According to U.S. Attorney William J. Hochul Jr., the scheme targeted elderly citizens throughout the United States, including two seniors living in western New York. Under arrest are: Corey Buddle, Orlando Buddle and Otis Ricketts, all of Brooklyn, as well as Horace Buddle, of Montego Bay, Jamaica. The defendants are charged with conspiring to commit mail fraud, wire fraud and money laundering. The charges each carry a maximum penalty of 20 years in prison and fines up to $500,000.
"Criminals who target elderly citizens in these schemes are heartless in their relentless pursuit of their victims' bank accounts," said James C. Spero, special agent in charge of HSI Buffalo, which handled the investigation leading to the arrests. "While it's great news that these men are now in custody, I strongly encourage anyone with elderly loved ones to familiarize themselves with these schemes and take steps to protect them from exploitation."
The criminal complaint alleges the defendants conspired with others to defraud senior citizens by luring them into believing they had won millions of dollars in the lottery, as well as a Mercedes-Benz in many cases, in exchange for fees paid up front. The scheme typically utilized contact by mail, telephone or fax and also involved high pressure tactics and threats to coerce the victims to send money. In one instance, a victim was threatened with legal action and possible arrest if she did not make payments to the defendants.
In response to the false claims made by the defendants, victims sent payments of more than $275,000 to a residence in Brooklyn or to designated bank accounts between March 2011 and June 2013. Additional payments of unknown amounts were sent by victims to the same address in Brooklyn. According to the complaint, at least 10 elderly victims were identified by law enforcement officials, and law enforcement believes others have been victimized by this scheme. The victims include an 83-year-old man from Buffalo and a 71-year-old man from Rochester. Some of the funds acquired from victims in the United States were transported to Jamaica, or otherwise transferred out of the country by wire transactions or ATM withdrawals at locations in Jamaica.

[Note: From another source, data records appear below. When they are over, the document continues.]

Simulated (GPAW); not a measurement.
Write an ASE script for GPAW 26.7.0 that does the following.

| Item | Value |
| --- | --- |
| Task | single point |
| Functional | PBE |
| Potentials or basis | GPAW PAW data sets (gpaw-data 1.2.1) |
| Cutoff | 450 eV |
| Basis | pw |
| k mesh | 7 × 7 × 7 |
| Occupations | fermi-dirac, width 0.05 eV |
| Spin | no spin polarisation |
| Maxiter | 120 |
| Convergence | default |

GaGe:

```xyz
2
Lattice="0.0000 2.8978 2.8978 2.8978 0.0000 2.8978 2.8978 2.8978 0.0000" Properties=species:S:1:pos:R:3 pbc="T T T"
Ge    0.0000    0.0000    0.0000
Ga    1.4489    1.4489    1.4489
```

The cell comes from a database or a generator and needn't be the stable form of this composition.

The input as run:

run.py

"We often say if it sounds too good to be true it probably is," said Hochul. "In this case, 10 elderly victims were promised millions of dollars and luxury cars in exchange for a fee. If they did not pay up, they were threatened. If you are approached about participating in a lottery and are asked to submit money, you need to think twice. And, if you are ever threatened with legal action or arrest, contact the proper authorities. For more information, go to www.stopfraud.gov."
The fact that a defendant has been charged with a crime is merely an accusation, and the defendants are presumed innocent until and unless proven guilty.